Thursday, March 29, 2012



Family demands to know if weapons used to kill ICE agent could have
been seized before they crossed into Mexico
By William La Jeunesse
Published March 29, 2012

In this undated photo released by U.S. Immigration and Customs
Enforcement (ICE) on Wednesday Feb. 16, 2011 is seen ICE Special
Agent Jaime Zapata. Zapata, on assignment to the ICE Attache in
Mexico City from his post in Laredo, Texas, died Tuesday Feb. 15,
2011 when gunmen attacked the agents' vehicle as he and another agent
drove through the northern state of San Luis Potosi.

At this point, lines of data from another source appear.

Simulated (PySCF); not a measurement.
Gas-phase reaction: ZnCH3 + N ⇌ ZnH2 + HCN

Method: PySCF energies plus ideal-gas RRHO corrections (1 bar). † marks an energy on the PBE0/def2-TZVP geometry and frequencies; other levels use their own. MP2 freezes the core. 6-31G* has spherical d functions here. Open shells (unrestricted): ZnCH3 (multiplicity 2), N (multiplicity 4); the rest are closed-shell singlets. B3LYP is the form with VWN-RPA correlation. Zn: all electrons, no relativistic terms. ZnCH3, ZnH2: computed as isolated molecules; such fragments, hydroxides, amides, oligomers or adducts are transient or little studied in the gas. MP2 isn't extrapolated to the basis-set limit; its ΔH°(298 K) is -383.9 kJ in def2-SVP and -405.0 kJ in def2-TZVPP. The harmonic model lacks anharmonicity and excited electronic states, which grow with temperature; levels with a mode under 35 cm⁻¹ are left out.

The family of a murdered U.S. Immigration and Customs Enforcement
agent is demanding to know if U.S. agencies could have seized the
weapons used to kill him before they crossed the border into Mexico.
Amador and Mary Zapata also believe their son Jaime, who was only in
Mexico for 9 days before his death, was not adequately trained for
his assignment, a trip on one of Mexico's most dangerous roads in a
$160,000 armored Suburban.
"We want to find out the truth," Amador Zapata said from the living
room of his Brownsville, Texas home. "Who thought of this program?
How come they let those weapons go – when they knew who had bought
them? How come they let them go through the border – without trying
to stop them? That's what we want to know."

Family members of ICE special agent Jaime Zapata receive his body at
the Brownsville South Padre Island International Airport Friday, Feb.
18, 2011 in Brownsville, Texas. U.S. Immigration and Customs
Enforcement said Agent Jaime Zapata died Tuesday after assailants
opened fire on his vehicle as he drove from Monterrey, Mexico, to
Mexico City. (AP Photo/The Brownsville Herald, Paul Chouy)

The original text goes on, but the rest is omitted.